Banks, law firms, government agencies and other institutions rely on the Solaris operating system for high-security, mission-critical systems. In 2009, database developer Oracle purchased Sun Microsystems and inherited Solaris along with Sun's other software and hardware products. The merger underscored the growing importance of Solaris in the enterprise, as Oracle would tweak its own core offerings to run even more efficiently on Sun's platform. As a result, demand for professionals with Solaris training has soared among companies who intend to follow Oracle into a future of integrated hardware and software design.
Levels of Solaris training
Because Solaris shares many of the same underlying principles of other Unix-derived operating systems like AIX and Linux, Solaris training may feel familiar to experienced IT professionals. Associate-level Solaris training prepares students for basic administrative, archival and maintenance functions. Professional-level training includes emergency maintenance and deployment skills, such as installing the operating system from scratch on a new server. Expert Solaris training helps students understand the platform's advanced networking and security features.
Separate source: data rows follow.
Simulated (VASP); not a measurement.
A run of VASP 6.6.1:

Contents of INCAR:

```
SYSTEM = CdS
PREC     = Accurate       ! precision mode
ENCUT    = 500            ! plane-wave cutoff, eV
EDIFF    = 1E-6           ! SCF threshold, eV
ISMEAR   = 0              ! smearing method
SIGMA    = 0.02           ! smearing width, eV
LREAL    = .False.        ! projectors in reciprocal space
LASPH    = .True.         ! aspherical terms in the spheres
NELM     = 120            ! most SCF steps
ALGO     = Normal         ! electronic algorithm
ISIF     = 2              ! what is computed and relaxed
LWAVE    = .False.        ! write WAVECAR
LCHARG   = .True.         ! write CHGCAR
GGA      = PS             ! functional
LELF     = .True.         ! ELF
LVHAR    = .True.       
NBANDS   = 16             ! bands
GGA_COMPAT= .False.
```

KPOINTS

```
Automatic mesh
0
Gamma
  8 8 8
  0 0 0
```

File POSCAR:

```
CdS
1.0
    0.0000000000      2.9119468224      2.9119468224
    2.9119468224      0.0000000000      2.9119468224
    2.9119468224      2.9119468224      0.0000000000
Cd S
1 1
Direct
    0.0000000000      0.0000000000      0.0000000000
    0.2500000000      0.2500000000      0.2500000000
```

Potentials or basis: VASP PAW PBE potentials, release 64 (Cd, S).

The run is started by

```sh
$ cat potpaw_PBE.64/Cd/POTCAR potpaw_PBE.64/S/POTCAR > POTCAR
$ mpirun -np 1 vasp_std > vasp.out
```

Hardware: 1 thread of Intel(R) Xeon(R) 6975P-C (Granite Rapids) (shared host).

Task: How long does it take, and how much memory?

Jobs for IT pros with Solaris certification
According to ZDNet columnist Paul Murphy, companies either use Solaris because they inherited an installation from an earlier IT department, or because a focused CIO knows the OS is the "best tool for the job." Unlike other server operating systems including Windows and Linux, Solaris boasts features that make it especially appealing in high-security, high-risk environments. For example, server administrators can swap hardware elements like hard drives and network connections without rebooting a Solaris system. Self-healing infrastructure and a ZFS file system add even more value for companies that want to minimize server maintenance and data storage costs.
Meanwhile, Solaris certification is becoming increasingly important for database administrators who also manage their company's hardware. Before the Oracle-Sun merger, DBAs could select hardware from a variety of vendors. Today, Oracle steers many of its database clients toward its proprietary SPARC hardware, also gained in the Sun acquisition. IT professionals can make themselves even more attractive to employers by stacking certifications on hardware, software, and operating systems.
Earning Solaris certification
IT workers seeking Solaris certification for the first time can leverage their professional experience and classroom training to sit for proctored exams. Professionals with previous versions of Sun Solaris certification can complete abbreviated versions of the exams to get certified by Oracle. Oracle certifications include:
- Oracle Certified Associate, Oracle Solaris 10 Operating System
- Oracle Certified Professional, Oracle Solaris 10 System Administrator
- Oracle Certified Expert, Oracle Solaris 10 Network Administrator
- Oracle Certified Expert, Oracle Solaris 10 Security Administrator
- Oracle Certified Professional, Oracle Solaris Cluster 3.2 System Administrator
Murphy notes that companies using Solaris tend to be staffed with people who are "usually great to work with." Even experienced IT professionals have to earn their way into those organizations, however. Hiring managers and CIOs filter candidates based on their experience, their connections, and their commitment to maintaining current Oracle Solaris certification. Within this subset of the IT community, investing in Solaris training is seen as an essential part of enterprise system maintenance.